©Arlene R. Taylor PhD    www.arlenetaylor.org

It is time for parents to teach young people early on that in diversity there is beauty and there is strength.
—Maya Angelou


articles200408They met on neutral territory. At least that’s how the two lovers describe it. In fact, if their respective families had not immigrated to Canada, Leejan and Teresa might never have met at all. It was pretty smooth sailing during their two-year courtship—except for the lack of common ground between the families. Everyone was polite to each other—marginally although not congenially. Polite, that is, until the couple announced their intention to marry. Then the wind suddenly changed and the sailing got rough.
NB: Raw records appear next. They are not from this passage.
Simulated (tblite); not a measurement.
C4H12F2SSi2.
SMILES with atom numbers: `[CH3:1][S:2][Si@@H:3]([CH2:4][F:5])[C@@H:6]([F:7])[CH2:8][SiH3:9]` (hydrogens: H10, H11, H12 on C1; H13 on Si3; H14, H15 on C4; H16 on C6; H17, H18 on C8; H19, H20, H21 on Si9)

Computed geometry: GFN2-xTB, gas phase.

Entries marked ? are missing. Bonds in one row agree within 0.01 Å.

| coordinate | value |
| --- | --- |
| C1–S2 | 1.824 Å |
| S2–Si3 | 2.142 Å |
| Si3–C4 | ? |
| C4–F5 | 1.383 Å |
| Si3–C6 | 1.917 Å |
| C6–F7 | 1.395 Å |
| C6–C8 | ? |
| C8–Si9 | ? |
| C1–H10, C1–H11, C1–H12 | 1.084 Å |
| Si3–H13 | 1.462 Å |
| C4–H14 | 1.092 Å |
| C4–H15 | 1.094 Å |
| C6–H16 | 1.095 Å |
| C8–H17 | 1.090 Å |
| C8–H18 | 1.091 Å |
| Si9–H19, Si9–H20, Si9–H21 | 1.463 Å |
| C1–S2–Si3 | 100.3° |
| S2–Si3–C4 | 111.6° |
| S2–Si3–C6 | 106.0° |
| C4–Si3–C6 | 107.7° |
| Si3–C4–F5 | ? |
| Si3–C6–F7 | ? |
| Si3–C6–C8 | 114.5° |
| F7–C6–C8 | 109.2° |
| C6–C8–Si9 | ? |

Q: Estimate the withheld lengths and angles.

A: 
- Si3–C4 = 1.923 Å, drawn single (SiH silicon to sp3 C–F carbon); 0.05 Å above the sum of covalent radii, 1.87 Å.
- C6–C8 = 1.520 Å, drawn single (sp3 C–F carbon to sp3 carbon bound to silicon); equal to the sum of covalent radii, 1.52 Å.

“My son,” intoned Leejan’s father, “we are from Lapland—the northernmost region of Finland. Seven months of winter with lots of snow. It’s cold: the mean temperature varies from a few degrees below zero in the Northwest to a couple of degrees above zero in the Southwest. Laplanders play cold-weather sports and raise reindeer!“

Diversity: the art of thinking independently together.

—Malcolm Forbes

Teresa’s family is from Portugal. I’ve done my research, too. Average temperatures can be around 82 degrees F, with summer highest temperatures routinely over 104 degrees F. They play hot-weather sports in Portugal. They eat different foods. They like bull-fights! The only commonality of those two locations is being on the same planet!”

“Teresa!” bellowed Teresa’s father in turn. “Leejan is a good boy, but his family comes from nomads who herded reindeers. We come from a long line of fishermen. They speak Finnish; we speak Portuguese. I’ve also done my homework. The Finnish language has 29 letters; Portuguese, only 24 letters. Plus, they like bullfights! Is that different, or what?”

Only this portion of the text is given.